Chris Brockway, California Winemaker: "I'm trying to make wines closer to how they were made in California maybe 30 to 40 years ago. Throwback wines, in a sense."

Who doesn’t love a good throwback? When I think of California in the 70s, I see a scattering of sun-soaked images – young skateboarders, tanned caramel brown with hay-colored mops of untamed hair, fresh scabs and no shirts, unknowingly kick-flipping and ollie’ing their way to iconoclastic status, thanks to the forecasting eye of Hugh Holland.

Venice Beach, empty swimming pools, a perpetual golden hour that seems to suspend both time and emotion – it’s all very West Coast sexy and fleeting.

Thankfully, Broc’s Love White lasts longer than that sunny era, more tangible than that short-lived moment when the sky goes from blue to honey and then to even darker blue. You can hold on to its warming, yellow glow in the glass, savor the burst of yellow plum and pineapple on your tongue, essence captured and witnessed, like a perfectly-timed photograph. This wine is spilling with ripe fruits and aromatics but it is totally lean, with structure and a firm kind of ripe so that it’s abundant but not mushy. A wine that has depth and balance; a quenching, perfectly tropical retreat in the middle of the work week.

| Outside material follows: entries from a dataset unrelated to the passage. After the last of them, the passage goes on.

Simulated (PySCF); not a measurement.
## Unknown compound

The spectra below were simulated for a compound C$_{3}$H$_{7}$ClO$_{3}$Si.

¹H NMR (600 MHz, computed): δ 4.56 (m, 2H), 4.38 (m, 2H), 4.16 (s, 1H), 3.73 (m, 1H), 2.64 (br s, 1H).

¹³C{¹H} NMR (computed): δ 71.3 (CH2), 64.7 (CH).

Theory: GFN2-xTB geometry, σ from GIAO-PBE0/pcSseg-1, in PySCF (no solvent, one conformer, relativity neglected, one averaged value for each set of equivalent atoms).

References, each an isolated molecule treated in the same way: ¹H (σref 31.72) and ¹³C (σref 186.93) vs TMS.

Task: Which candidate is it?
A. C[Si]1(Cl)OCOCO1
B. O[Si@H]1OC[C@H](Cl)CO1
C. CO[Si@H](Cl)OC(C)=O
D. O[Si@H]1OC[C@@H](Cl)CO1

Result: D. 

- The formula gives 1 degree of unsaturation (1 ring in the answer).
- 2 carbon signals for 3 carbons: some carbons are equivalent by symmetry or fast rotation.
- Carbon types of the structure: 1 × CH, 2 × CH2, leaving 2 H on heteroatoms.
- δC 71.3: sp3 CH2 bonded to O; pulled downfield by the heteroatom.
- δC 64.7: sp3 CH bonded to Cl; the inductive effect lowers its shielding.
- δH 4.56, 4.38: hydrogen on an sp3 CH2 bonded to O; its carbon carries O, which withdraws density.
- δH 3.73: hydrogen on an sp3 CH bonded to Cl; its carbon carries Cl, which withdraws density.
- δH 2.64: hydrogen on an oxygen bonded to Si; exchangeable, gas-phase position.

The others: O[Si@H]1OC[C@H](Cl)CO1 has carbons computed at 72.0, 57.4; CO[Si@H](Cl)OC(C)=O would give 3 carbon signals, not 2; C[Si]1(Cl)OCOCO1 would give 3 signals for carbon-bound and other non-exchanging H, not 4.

I love that Broc’s wines are inspired by the past, when wines were made differently than they have been in contemporary oenological California. His don’t chase alcohol or big, fake body, or commercial appeal, and he’s also not trying to “out-weird” anyone, either.

His winemaking style is just hands off, focused more on the organic and biodynamic farming than the post-production aspect. The facility has very little modern equipment – grapes are crushed by foot and fermentation happens spontaneously, with only native yeasts, mostly in old wood or two giant concrete egg-shaped vessels – all minimal intervention.

It’s this traditional, good winemaking practice that yields so much tastier, more enjoyable wines – wines that are unadulterated and so satisfying, without being simple. Like how Farrah Fawcett is more than just a blonde.

"I like wines to be on a table," Chris says. "And I'm trying to make those wines as pure and transparent as possible."

The Love White is a blend of Southern Rhone grapes – Marsanne, Roussanne, Viognier. Anything made with Viognier – especially in Cali – can tend toward being overly floral, a little trashy, and just too rich for their own good, in my experience (Tara Reid comes to mind).

But not all blondes are created equal. Sure, a lot of them are fake and poorly-enhanced, but this one is as perfectly natural, feminine and relaxed as Farrah on a skateboard, wearing a pair of Nike Cortez and that famous flip (hair not skateboard trick).

While this isn’t some laser-like, grassy Sancerre that is intensely and rippingly acidic, it is honest and pure. There is an ease and playfulness about it, with substance.

The Broc winery is a 1400 sq foot space in the heart of urban Berkeley across the street from a motorcycle repair shop. Instead of the typical image of sprawling rows of vines and rural silence, there’s traffic and factories and a train that passes on occasion to remind you that this is a city.

Chris sticks to the philosophy that a wine’s true character results from growing grapes in tougher, cooler climates where the vines have to actually struggle to ripen and survive. That mode of survival – digging deeper into the earth for hydration, sacrificing some fruit for the nutrient health of the fruit that remains, old age – it all imparts a complexity and character into the end wine that you just can’t manufacture.

He is so right, and this approach has been too-often ignored by some of the big dogs of Cali winemaking; it’s a lot easier to grow Cabernet and Zin in mass quantities. But the result won’t ever be as enchanting, or quite frankly, as damn drinkable.

I imagine Chris, had he been making wine back in the 70s, would have found common ground with those skate kids and embraced the drought as opportunity not obstacle. Turning the surplus of empty swimming pools into vessels to ferment his Picpoul and Southern Rhone varietals, those same kids would be rail-riding and tail-sliding out back in the abandoned parking lot. The scraping drag of board against concrete would be the only natural and proper soundtrack for his asphalt winery.

*Quotes are taken from two articles on Chris Brockway, one from the SF Gate and one from The NY Times

THE CHEAT SHEET

THE WINE: Broc Cellars ‘Love White’ Madera County, California 2014

THE GRAPE: Marsanne, Roussanne, Viognier, all organically farmed.

HOMETOWN: Madera County, 60 miles south of Yosemite and 1350 ft above sea-level.

TASTES LIKE: Fruit forward with yellow plum, tropical fruits, waxy citrus and golden nectar vibes; round and fleshy without being heavy or rich.

GOES DOWN EASY WITH: Hard to pair foods like artichoke, asparagus and garlic do really well with this quaffer; yellow curry, chickpeas and green peas with ham; I love it with avocado and chili flakes on toast. Yes, for lunch. I drink wine at lunch ok?

IF YOU LIKE: Southern Rhone white blends, clean and traditional in style, you’ll love this Cali version.